Like I said. Maybe Tesla is implementing 4D differently. But if Mobileye has camera vision that can track the paths of objects in real-time in both space and time I consider that to be 4D.
Here is what Elon said during the Q2 2020 Earnings Call on 4D: "Well, the actual major milestone that's happening right now is really a transition of the autonomy system or the cars, like AI, if you will, from thinking about things in -- like 2.5D. It's like think -- things like isolated pictures and doing image recognition on pictures that are harshly correlated in time but not very well and transitioning to kind of a 4D, where it's like -- which is video essentially." Tesla (TSLA) Q2 2020 Earnings Call Transcript | The Motley Fool So basically 2.5D refers to just processing still images and maybe you stitch the images together to get a little of bit motion through time. 4D refers to video labeling where you now are fully processing objects in both 3D space and in Time. That's what Elon means by 4D.

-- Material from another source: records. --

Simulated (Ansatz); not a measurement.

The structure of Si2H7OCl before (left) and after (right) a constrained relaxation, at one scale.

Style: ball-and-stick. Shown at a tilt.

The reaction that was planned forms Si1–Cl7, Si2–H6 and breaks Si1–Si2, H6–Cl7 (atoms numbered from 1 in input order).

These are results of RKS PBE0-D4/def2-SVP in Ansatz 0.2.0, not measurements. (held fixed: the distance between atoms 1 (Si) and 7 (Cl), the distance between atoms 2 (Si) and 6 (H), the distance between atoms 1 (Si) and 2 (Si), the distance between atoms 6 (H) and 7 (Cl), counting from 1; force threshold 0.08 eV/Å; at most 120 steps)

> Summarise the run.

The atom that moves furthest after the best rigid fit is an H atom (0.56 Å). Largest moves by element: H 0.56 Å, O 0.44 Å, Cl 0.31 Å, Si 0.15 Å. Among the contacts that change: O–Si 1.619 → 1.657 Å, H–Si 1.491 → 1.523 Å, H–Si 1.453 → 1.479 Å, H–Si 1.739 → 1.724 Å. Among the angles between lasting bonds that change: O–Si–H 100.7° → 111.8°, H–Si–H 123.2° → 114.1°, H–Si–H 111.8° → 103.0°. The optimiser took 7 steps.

Here's Karpathy's first recorded hint at using video for FSD (at 38:15 in Aug 2018). His explanation is way above my pay grade, but apparently, it's a very difficult problem: Starts at 38:15
This came out today, which I guess is close to state of the art in academia/opensource/startup space When watching it I can’t help but think how many of the problems Tesla will solve or even remove with their new 4D labelling, data engine and fusion layer, output in vector space solution. It feels like Tesla are at least 2 years ahead of academia, ie two years ago Tesla switched to a new better system. And now they already have the system in production. Don’t think people fully understand that competition will have to move to 4D or risk getting stuck in the 99.9%-range.
Well, the raising of the FSD price tag, coupled with 1,000s of people using the system should reveal loud complaints if the system doesn't live up to that $10 k price tag. If it is still in Beta 6 months from now, that would be bad news. Time will tell, and the time is not an indefinite number of months and years. Tesla/Musk have basically said, we got it, it is here. How long do they get for people to agree or refute that claim?
I've been wondering that since 2016. I suspect people will give Tesla lots of leeway. If they give everyone access to "closed" beta with signed waiver of liability, then I suspect there will be plenty of people happy.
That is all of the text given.